Given a relatively high number of schedules within an independent model (instance), and the likelihood that a number of instances will be allocated to a single processor, a local scheduler can be used to schedule these interior processes without going back to the master scheduler. Each local scheduler would run those processes allocated to its processor sequentially. Interface processes in an adjacent model on another processor would have to be scheduled by the master scheduler since they are not independent.

Local schedulers would be similar to the current GSS single processor scheduler, except that they must interface with the master scheduler to get and coordinate updates to the master simulation clock. When pulling the next process from the schedule queue to be run, local schedulers must stay within the  $\Delta T$ max interval to proceed without coordinating with the master scheduler. If the next process to be run is outside the  $\Delta T$ max limit, then the local scheduler must exchange information with the master scheduler before it can proceed. This exchange includes the receipt of cross-schedules from other processors, sending cross-schedules to other processors, and receiving simulation clock and interval control information.

Upon exchanging this information with each processor, the master scheduler can decide whether or not to advance the master clock to the next interval, or to leave the clock as is. If there are any cross-scheduled processes that stay within the interval, then the clock remains as is.
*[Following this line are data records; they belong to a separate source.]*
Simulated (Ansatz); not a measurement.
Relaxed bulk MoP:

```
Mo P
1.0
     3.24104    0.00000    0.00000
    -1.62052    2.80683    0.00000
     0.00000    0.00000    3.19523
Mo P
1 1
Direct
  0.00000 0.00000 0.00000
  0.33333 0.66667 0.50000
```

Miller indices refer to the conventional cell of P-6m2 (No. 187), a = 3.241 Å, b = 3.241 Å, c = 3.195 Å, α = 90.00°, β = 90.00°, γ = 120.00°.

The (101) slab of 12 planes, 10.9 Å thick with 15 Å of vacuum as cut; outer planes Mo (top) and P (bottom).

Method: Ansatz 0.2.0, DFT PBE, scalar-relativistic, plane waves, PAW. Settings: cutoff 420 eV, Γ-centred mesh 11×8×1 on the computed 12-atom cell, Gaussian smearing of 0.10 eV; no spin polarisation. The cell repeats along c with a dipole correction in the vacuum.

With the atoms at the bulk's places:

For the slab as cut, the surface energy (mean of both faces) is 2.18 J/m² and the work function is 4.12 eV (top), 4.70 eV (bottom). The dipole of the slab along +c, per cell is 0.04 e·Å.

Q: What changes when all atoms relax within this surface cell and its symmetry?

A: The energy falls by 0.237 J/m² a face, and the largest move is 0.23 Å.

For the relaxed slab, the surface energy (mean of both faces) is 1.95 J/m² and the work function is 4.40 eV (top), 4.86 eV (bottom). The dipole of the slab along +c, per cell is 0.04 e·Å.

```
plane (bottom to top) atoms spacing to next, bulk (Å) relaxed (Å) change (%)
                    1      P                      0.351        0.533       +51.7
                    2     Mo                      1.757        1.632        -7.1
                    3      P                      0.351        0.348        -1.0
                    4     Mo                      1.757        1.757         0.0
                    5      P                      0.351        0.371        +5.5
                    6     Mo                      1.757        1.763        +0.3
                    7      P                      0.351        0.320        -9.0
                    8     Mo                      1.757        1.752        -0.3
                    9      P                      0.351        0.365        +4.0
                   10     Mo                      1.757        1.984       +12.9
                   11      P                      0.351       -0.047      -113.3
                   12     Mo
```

When the next process to be run on all schedulers is beyond the current interval, then a new earliest schedule time, Te, is determined and a new interval is initiated.

We will now formulate the rules for a general multi-processor run-time environment, whether SMP or distributed computers, with a scheduler on each processor. We will assume that the following conditions hold:

- A  $\Delta$ Tmax synchronization interval has been selected to provide a sufficient window of opportunity for concurrent processing while ensuring validity.
- All processors contain a cross-processor schedule queue as well as a local schedule queue.
- All cross-processor schedule queue entries are sent to the proper local schedule queues when the  $Te + \Delta Tmax$  limit is reached on the local schedule clock.
- When processes are scheduled across processors, those processes scheduled NOW or in  $\Delta T$  will have their schedule times converted to an absolute time,  $T_{AT}$ , of the simulation clock in the processor containing the scheduled process. For  $T_{AT} \geq T_{SIM}$ ,  $T_{AT}$  holds. For  $T_{AT} < T_{SIM}$ ,  $T_{AT} \Rightarrow T_{SIM}$ .

Given the above assumptions, the following rules will be followed by each scheduler.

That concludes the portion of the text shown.